80 Years of Aviation Safety

For decades, data collection and analysis systems have played key roles in aviation safety.

by Linda Werfelman | October 20, 2025

Image:  © Bernal Sabori, CC-BY-SA 2.0, via Wikimedia Commons

This article is the tenth in a series on landmark events in aviation since Flight Safety Foundation was founded in 1945.

As with many aviation practices, flight data collection began with the Wright Brothers, who were known for their detailed record-keeping. They noted their early successes and failures, their research, and details of their flights.  Other early pilots followed suit, keeping personal diaries that also served as aircraft logs.

Their efforts were the earliest precursors of the increasingly detailed data collection systems developed over the years and of today’s shared data analysis systems — with information gathered not only from flight data recorders and cockpit voice recorders but also from a succession of data-sharing programs that grew more sophisticated over the years.

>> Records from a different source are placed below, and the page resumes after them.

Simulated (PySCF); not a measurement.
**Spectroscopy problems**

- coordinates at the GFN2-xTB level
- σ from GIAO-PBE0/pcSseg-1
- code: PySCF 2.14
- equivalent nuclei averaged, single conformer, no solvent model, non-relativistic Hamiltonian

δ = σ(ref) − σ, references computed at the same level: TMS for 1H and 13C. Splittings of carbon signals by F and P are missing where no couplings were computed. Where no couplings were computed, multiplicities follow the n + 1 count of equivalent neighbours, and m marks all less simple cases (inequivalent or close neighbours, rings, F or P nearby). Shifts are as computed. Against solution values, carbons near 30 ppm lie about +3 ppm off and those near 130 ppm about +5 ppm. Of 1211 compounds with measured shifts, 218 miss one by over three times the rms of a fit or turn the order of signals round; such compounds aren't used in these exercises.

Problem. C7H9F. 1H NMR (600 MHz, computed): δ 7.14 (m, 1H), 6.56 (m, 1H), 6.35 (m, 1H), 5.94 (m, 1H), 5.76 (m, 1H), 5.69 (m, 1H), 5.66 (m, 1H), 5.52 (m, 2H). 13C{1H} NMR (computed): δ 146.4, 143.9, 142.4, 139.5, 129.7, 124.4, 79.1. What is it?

By the time Flight Safety Foundation was established in 1945, rudimentary flight data recorders (FDRs) had been in use for six years. The hussenograph, invented in 1939 by two French engineers, recorded altitude and speed information on photographic film.  During World War II, engineers in Finland and the United States separately developed systems that recorded data on materials that might survive a crash.

After the war, researchers in several nations modified and improved FDRs that relied on a variety of materials to record flight data. By 1958, Australian scientist David Warren designed a combined black box that housed an FDR and a cockpit voice recorder (CVR), reasoning that, in the minutes and seconds before an incident, “if it were a pilot error, or if it were something … known to the crew, they may have said something or done something. If only we could recapture those few seconds, it’d save all this argument and uncertainty [among investigators]; we’d know what it was.”

Initially, there was little interest from Australian aviation authorities. The British were more enthusiastic, however, and began planning to mandate use of the device in civil aircraft; at that point, Australia acted and in 1960 became the first country to make cockpit voice recorders mandatory.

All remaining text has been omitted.